Skip to content

Runtime

The following document describes Qualcomm AIC 100 User space Linux Runtime classes design and implementation.

QPC Elements


QPC


Class Qpc is a main QPC API class type that provides functionality to allocate a QPC from a filename or buffer, and also provides API to query information related to the loaded QPC.

Class Qpc has 2 Factory functions to create a std::shared_ptr<> of Qpc. There are couple of ways to create QPC object.

The class is non-copyable, nor movable.

  1. Creating from buffer and size.
  2. Creating from a given filename (base-path plus filename).
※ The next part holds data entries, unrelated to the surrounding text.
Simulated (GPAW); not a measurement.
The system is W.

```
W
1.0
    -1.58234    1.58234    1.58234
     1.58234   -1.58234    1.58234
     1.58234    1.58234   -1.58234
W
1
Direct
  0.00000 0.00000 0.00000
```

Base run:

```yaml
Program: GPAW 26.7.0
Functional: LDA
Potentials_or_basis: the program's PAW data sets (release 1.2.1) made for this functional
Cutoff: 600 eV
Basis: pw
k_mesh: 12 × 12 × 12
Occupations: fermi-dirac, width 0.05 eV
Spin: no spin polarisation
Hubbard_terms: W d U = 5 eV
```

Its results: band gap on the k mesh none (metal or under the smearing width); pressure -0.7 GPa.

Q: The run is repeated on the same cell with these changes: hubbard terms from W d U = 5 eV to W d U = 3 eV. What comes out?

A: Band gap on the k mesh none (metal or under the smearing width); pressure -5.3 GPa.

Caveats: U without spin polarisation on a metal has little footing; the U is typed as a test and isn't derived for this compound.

If Factory instance creation is successful, the functions will return an instance of std::shared_ptr<>, otherwise a proper exception will be thrown.

Important API in class type Qpc includes the following:

  1. getInfo() - returns QpcInfo. See below for more info.
  2. getBufferMappings() - returns a container of BufferMappings. Each BufferMapping instance in the container includes information on the buffers as obtained from Qpc file. Name, size, direction and index of buffers.
  3. getBufferMappingsDma - Same return type as above (getBufferMapping()) but for DMA allocated buffers instead of user's heap allocated ones.
  4. getIoDescriptor() - returns pointer to QData which is a buffer and length of the QPC buffer.
  5. get() - returns a const pointer to QAicQpcObj - which is an opaque Data structure to Internal Program Container. Users have no visibility to the API of QAicQpcObj since it is Opaque in the C layer.
  6. buffer() - returns the QPC buffer as a const pointer to uint8_t.
  7. size() - returns the size of the QPC buffer.

QpcFile


Class QpcFile is encapsulating the QPC file basepath and filename as well as DataBuffer<QData> data member which holds the buffer of the QPC file. QpcFile takes the base-path and the filename of the QPC, where programqpc.bin is a default filename provided in the constructor. QpcFile is a non-movable, non-copyable type.

It has a load() function that will load the content of the QPC into DataBuffer<> which holds QData buffer representation internally.

There are few APIs provided by the QpcFile class type.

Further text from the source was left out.